The Sound Of Thunder. Donnie Darko.The Butterfly Effect. Twin Peaks. Blade Runner. These are all stories of fate and helplessness. They're all stories I like. All stories referenced both directly and indirectly in Life Is Strange. So maybe it's no surprise that the game has sucked me in this past week leading up to Halloween. And even after finishing it, I'm still a bit haunted. Even with it's messy landing in the final third of its closing episode.
Max Caulfield returns to Arcadia Bay to attend a prestigious art school. She's an introvert for sure. And she connects with her ex-bestie by sheer fate due to a violent outburst in a bathroom. It all starts off as a very teen drama murder mystery. Until Max realizes she can rewind time.
While the overall story is most inspired by Bradbury's The Sound Of Thunder (and probably more so by the 2004 Butterfly Effect movie as far as tone and setting are concerned), the game can better be summed up as a cross between Donnie Darko and Veronica Mars. I mean the setting is a prep school filled with precocious teens. There's posters hanging up to let you know that it's almost Halloween. There's even a montage at one point where the entirety of the student body lives out a school day in reverse while only Max is moving forward. There's lots of times where this game feels like an homage Donnie Darko.
But Max has a certain Veronica Mars quality to her. The cropped hair, the camera flung over her shoulder at all times, her slang and quick wit, her unending quest to help EVERYONE even as it slowly destroys her. Max puts the weight of the entire school - and eventually the entire town - on her shoulders. It doesn't really matter if it's Arcadia Bay or Neptune.

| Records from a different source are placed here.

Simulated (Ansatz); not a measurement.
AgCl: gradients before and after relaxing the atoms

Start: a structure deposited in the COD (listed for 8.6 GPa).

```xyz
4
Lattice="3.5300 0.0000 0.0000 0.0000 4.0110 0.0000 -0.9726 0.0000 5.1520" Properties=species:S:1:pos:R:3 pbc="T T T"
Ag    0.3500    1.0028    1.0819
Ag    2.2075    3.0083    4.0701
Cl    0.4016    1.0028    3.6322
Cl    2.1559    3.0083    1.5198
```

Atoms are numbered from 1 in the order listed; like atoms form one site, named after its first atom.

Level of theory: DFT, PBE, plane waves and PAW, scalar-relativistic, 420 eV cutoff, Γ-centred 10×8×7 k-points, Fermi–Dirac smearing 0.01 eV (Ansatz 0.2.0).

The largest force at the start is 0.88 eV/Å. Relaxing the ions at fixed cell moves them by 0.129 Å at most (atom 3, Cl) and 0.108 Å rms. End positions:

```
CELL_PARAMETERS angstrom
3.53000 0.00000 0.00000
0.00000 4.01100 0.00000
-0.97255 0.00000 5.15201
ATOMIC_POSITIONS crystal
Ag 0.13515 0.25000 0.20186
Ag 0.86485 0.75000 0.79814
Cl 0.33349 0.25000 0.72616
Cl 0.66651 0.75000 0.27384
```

Not to mention that Max's ex-best friend Chloe has been murdered. That's what starts this whole thing. Chloe and Max were young and innocent once, but after Chloe's father passes away in a car accident, she goes wayward. This is where the time travel stuff kicks off. Imagine if Veronica had been able to just rewind time and prevent Lilly Kane from dying? What would have happened? What would the consequences been to the school? To her family? To the town?
All of this can and will be explored throughout the game's 10-15 hours. And it can be a great thrill to rewind time and see various outcomes to your conversations and actions. And sometimes it's entirely necessary. For instance, you can talk to someone and rile them up to get the info you need, and then rewind time and have the conversation NEVER happen. But you've got the info. Or you can break into a room and steal something, then rewind time to fix the door while keeping the item you snatched. It's a cool mechanic.
More importantly, you can play It's A Wonderful Life and find out all the consequences that might happen if certain characters live or die. Thus, you can mostly tailor the story to how you see fit. I say mostly, because some decisions are entirely out of your control ultimately. No matter how you try to "fix" things, you will certainly screw them up. "Fate... up against your will."
What I found perhaps most thrilling was that through different paths of time, you really see a lot of different sides to characters. Even minor ones become interesting. And what you'll learn is that in Arcadia Bay (and well, life itself), people aren't exactly one dimensional. Good people will do bad things, and bad people will do good things. Take for example, Frank. He's the local drug deal scumbag. He's a scary dude. But also a dude that's hurting. And loves animals. He's easy to despise, no doubt. But his appearance at a funeral late in the game actually made me feel bad for him.
Overall, the setting is great. Arcadia Bay is a beautiful north-west anytown. One that recalls Twin Peaks, no doubt. But with more shoreline it seems. The school setting is lovely, but also drenched in spoiled rich kid vibes. While the not-so-secret raves give it a bit of a Bret Easton Ellis feel.
Ultimately I had a total blast with this game - often times relaying bits of the story to my wife as if I were binge-watching a new drama or reading a cool book. That said, the game does stumble a bit in its final act. Not enough to ruin to experience. But more so that I felt like game elements were thrown in and there was too much tedious time-looping right at the end that made me feel like Dontnod was just dragging out the final episode to keep its length on par with the previous four. Truly, I felt like Episode 5 could have just been a short and sweet 60 minute conclusion instead of cramming in the kitchen sink. But even after a superfluous 30 minutes or so of look-how-crazy-this-game-is nightmares, the final conclusion was satisfying and bittersweet. At least the ending that I got. I'd also say that I had figured out who the serial killer was sometime around the third episode, so there's that.
My nitpicking aside, Life Is Strange is a really fantastic game. And I look forward to checking out further entries in the series.